MSU Economics alumni team up to establish an award for economics undergraduates

Headshots of Elias Scheker da Silva and Michael Watson.
MSU alumni Elias Scheker Da Silva and Michael Watson, founders of the Michael D. Watson and Elias Scheker Da Silva Undergraduate Student Success Award in Economics at Michigan State University.

MSU Department of Economics alumni Elias Scheker Da Silva and Michael Watson established the Michael D. Watson and Elias Scheker Da Silva Undergraduate Student Success Award in Economics, an endowment that will reward exceptional undergraduate students in economics and support experiential learning opportunities. Scheker is a director and portfolio manager of Global Fixed Income at Wafra. Watson is the founder of Hedgineer.io, a platform created to build AI technology and data solutions for hedge funds, and he has served on the department’s alumni board for five years. 

Both Scheker and Watson share deep convictions about their role in affecting change with their time and resources. 

“I think if we have the ability to make things just a little bit easier for the generations that follow us, their probability of getting a lot further is greatly impacted,” Scheker said. “And ultimately, we hope that future Spartans will surpass us -- their predecessors.” 

They also hope their gift will create momentum with other alumni and friends around investing into the department.  

“When you can get people together that believe in something like the quality of a Michigan State University education and a world-class economic experience, and have them actively contribute time, resources, and experience into improving the quality of that product; this alongside professors, the board and alumni that are trying to actively make that better -- together, you can really create something that can be transformational,” Watson said.   

During their time at MSU, Scheker and Watson met and formed a lasting friendship through the College Fed Challenge, an academic competition where teams from colleges and universities around the country research economic conditions and present their analysis and monetary policy recommendations at the Federal Reserve.
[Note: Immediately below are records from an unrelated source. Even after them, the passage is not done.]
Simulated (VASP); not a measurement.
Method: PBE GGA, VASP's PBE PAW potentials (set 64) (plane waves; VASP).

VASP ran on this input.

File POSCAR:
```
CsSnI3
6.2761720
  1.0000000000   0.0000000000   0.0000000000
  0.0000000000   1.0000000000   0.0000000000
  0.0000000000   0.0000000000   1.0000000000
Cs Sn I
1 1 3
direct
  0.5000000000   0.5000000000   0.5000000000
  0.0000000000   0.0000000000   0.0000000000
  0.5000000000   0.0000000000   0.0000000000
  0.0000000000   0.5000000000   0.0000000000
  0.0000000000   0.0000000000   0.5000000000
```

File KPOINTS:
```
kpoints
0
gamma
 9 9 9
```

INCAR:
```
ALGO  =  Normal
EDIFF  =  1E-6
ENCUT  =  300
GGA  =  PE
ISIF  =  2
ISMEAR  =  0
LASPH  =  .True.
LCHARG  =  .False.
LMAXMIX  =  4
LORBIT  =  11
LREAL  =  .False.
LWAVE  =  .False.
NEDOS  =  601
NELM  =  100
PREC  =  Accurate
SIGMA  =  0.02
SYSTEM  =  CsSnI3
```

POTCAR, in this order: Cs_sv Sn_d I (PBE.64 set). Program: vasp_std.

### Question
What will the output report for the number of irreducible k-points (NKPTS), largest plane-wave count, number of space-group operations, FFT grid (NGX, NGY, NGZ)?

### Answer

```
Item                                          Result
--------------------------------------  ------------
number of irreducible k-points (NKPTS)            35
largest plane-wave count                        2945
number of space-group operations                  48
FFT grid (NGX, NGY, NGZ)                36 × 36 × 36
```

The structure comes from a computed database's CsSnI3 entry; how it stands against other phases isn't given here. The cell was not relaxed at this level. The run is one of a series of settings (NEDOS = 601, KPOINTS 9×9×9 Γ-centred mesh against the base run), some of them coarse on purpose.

College Fed Challange students create graphs and play monopoly.
Clockwise from top left, members of the Fed Reserve Challenge Competition team: Ali Emamdjomeh, Mark Zaguskin, Michael Watson, Anupama Prasad, Robert Luo and Elías Da Silva, who placed in the top four in the Federal Reserve Challenge Competition on Nov. 9,2009, at the Federal Reserve Bank of Chicago. Photo courtesy of the State News originally published in 2009. 

“That was an opportunity to meet people that were passionate about financial markets as well as competitive, adaptive and liked to engage in debates,” Watson reminisced. “You’re in this experience with them where you're scored and judged on the efficacy of your understanding of financial markets. That combination of shared action and competitive personalities created a unique opportunity to engage with and find talented people who have made me a better professional and who have also become my lifelong friends.”  

In addition to the College Fed Challenge, Watson’s highlights from the Economics program were economics courses 420 and 421. 

“I think that the econometrics program built around linear regression modeling is the most practical and applicable hard skill that I took away from the economics program,” he said. 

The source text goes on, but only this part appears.